AN EARLY LIE?

Why did Fitzgerald very quickly ensure that he could investigate obstruction of justice and perjury in his inquiry? Maybe one of his first witnesses provided an authoritative, over-arching story that was immediately contradicted by subsequent witnesses. Maybe contradictions began appearing almost immediately. Here endeth today’s piece of informed speculation.

QUOTE FOR THE DAY: “[O]ddly enough, the scriptures seem to be telling us, this is part of God’s gift to us. God intentionally chooses to be mysterious – for our sakes. If God were to be fully and completely revealed, if we were to see God beyond all hiddenness and mystery, our freedom would disappear. We would be forced to believe, forced to be obedient. No, this hiddenness is God’s blessing.
Certitude is a spiritual danger. If we claim to know God’s ways without question, we limit God to the shape of our own minds. As St. Augustine put it 1700 years ago, ‘If you think you understand, it isn’t God.’
One of the troubling currents of our time is the tendency of religious people to speak as if we have seen God’s face. A lot of what is being said in religious circles can suggest that some people claim to have God figured out, under control, in their pockets.” – The Very Rev. Samuel T. Lloyd III, Dean of Washington National Cathedral. Without doubt, faith is not faith.

SONG FOR THE DAY: An unorthodox recording of “Oh, Holy Night.” No, it’s not Cartman.

MENSTRUAL BLOOD AND TARANTO: I think we have a new low in defenses of government-sanctioned abuse of prisoners. On Friday, WSJ blogger, James Taranto, tried to dismiss my ethical concerns about U.S. interrogators in Gitmo smearing fake menstrual blood on the faces of Muslim detainees. Taranto regards such techniques as “excellent.” My concern, along with that of many others within the military and CIA, is that this technique deliberately targets Islamic religious taboos, shocks the conscience and undermines the war by making us as religiously intolerant as the enemy. This story explains the rationale behind the technique:

Islam forbids physical contact with women other than a man’s wife or family, and with any menstruating women, who are considered unclean. “The concept was to make the detainee feel that after talking to [the interrogator who smeared fake menstrual blood on his face], he was unclean and was unable to go before his God in prayer and gain strength,” says the draft, stamped “Secret.”

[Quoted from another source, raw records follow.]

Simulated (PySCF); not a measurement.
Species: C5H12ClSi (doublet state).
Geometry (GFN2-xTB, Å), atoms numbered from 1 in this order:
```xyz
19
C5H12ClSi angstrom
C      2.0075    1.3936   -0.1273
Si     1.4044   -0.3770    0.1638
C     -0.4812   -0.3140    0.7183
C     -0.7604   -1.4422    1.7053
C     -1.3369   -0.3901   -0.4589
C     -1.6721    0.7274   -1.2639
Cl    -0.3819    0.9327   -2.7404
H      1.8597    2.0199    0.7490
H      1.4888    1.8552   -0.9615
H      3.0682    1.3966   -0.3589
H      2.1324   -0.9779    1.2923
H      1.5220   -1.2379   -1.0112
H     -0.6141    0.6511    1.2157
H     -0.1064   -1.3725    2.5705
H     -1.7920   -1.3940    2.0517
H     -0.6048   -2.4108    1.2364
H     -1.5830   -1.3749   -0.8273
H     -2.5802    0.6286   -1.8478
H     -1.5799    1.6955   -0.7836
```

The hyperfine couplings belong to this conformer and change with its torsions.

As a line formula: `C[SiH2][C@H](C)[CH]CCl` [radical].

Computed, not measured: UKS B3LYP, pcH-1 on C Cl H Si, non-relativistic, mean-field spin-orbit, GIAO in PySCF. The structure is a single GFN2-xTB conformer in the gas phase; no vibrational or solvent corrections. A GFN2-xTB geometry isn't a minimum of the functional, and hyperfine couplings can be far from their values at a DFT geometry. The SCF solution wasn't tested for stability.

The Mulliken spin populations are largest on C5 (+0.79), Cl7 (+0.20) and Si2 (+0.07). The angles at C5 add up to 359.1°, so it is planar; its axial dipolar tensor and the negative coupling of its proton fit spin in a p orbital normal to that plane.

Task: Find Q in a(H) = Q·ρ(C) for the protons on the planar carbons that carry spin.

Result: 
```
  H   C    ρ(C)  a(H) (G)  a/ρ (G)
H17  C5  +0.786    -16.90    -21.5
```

Taranto endorses the use of a detainee’s religious faith against them, but then appears to dismiss that angle as unimportant. The only people who would find this tactic abhorrent, he argues, are

adult men who remain strangers to the female body. Among them are homosexual men who identify as gay at a young age and thus do not have heterosexual experiences. Also among them are single men from sexually repressed cultures, such as fundamentalist Islamic ones, in which contact between the sexes is rigidly policed.

So my own concern with religious abuse is dismissed as a function of my sexual orientation! I have to say that of all the sad attempts to dismiss or belittle abuse and torture of detainees, this has to be about the lowest and lamest yet. For the record, my objection is because we should not transform this war into one against all Islam. Abusing Islam in military prisons or on the battlefield is both immoral and deeply counter-productive. Using people’s religious conscience against them is a mark of totalitarian countries, not one where religious freedom is paramount. Taranto’s exclusion of gay men from the categories of adulthood and masculinity is also, shall we say, revealing. Has the pro-torture right really been reduced to this kind of irrelevant bigotry? Is this all they have left?